You are viewing a plain text version of this content. The canonical link for it is here.

Posted to dev@calcite.apache.org by Maxime Jattiot <mj...@opensense.fr> on 2016/03/17 22:32:05 UTC

Wondering if Calcite is a good fit for my use case

Hello everyone,

Your project seems very interesting but I am bit lost in the ocean of possibilities. Let me explain :

We are currently developing an application with a microservices architecture. Those services are written in Python but few are in Java or Go.
Of course a lot of them need to persist data and we are using a CQRS approach. The idea is that our micro services will use two kind of databases : one for ACID/OLTP and another one for OLAP.

Our main issue is that we want to be agnostic of the underlying databases because we will install our application into different clients environments.
These clients could have clusters of Mongo, Cassandra or Couchbase for OLTP or Spark for OLAP.

So our first idea was to stick to the SQL query language with ODBC drivers to stay agnostic and find a way to translate our SQL queries into whatever query languages such databases accept while keeping good performances.

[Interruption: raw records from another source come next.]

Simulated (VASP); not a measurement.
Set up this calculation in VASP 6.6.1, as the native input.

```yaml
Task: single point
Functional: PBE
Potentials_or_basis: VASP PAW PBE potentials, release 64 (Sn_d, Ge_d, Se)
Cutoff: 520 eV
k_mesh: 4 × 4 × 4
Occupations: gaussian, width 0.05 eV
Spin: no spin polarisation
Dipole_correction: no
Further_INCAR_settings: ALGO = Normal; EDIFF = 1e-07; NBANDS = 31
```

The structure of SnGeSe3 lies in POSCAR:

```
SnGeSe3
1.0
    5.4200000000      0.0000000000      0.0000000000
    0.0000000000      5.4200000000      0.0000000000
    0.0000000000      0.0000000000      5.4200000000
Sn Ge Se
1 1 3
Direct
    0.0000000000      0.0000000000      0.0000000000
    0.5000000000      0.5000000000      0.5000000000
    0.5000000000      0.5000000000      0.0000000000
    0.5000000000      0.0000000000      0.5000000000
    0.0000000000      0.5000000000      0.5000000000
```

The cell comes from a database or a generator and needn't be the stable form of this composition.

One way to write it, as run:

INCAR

Your framework seems to provide both a SQL translator + an optimizer. However it raised few questions :
- It seems you don’t have support for insert, update and delete but when digging I see that Apache Hive is using your framework and they now supports insert,update,delete. How comes ? Are they using only part of your framework ?
- Also you said you are a framework but can you work as an engine that is queried through ODBC/JDBC ? Is that the purpose of Avatica ? If yes can we cluster it to handle many clients queries ?

As you might feel I am a bit lost and I am wondering what we should do for our use case. So any insights are welcome, such as what would you do if you were us ?

Thank you very much,

Kind regards,

Maxime JATTIOT

Re: Wondering if Calcite is a good fit for my use case

Posted by Josh Elser <jo...@gmail.com>.

https://bitbucket.org/lalinsky/python-phoenixdb is the project, btw.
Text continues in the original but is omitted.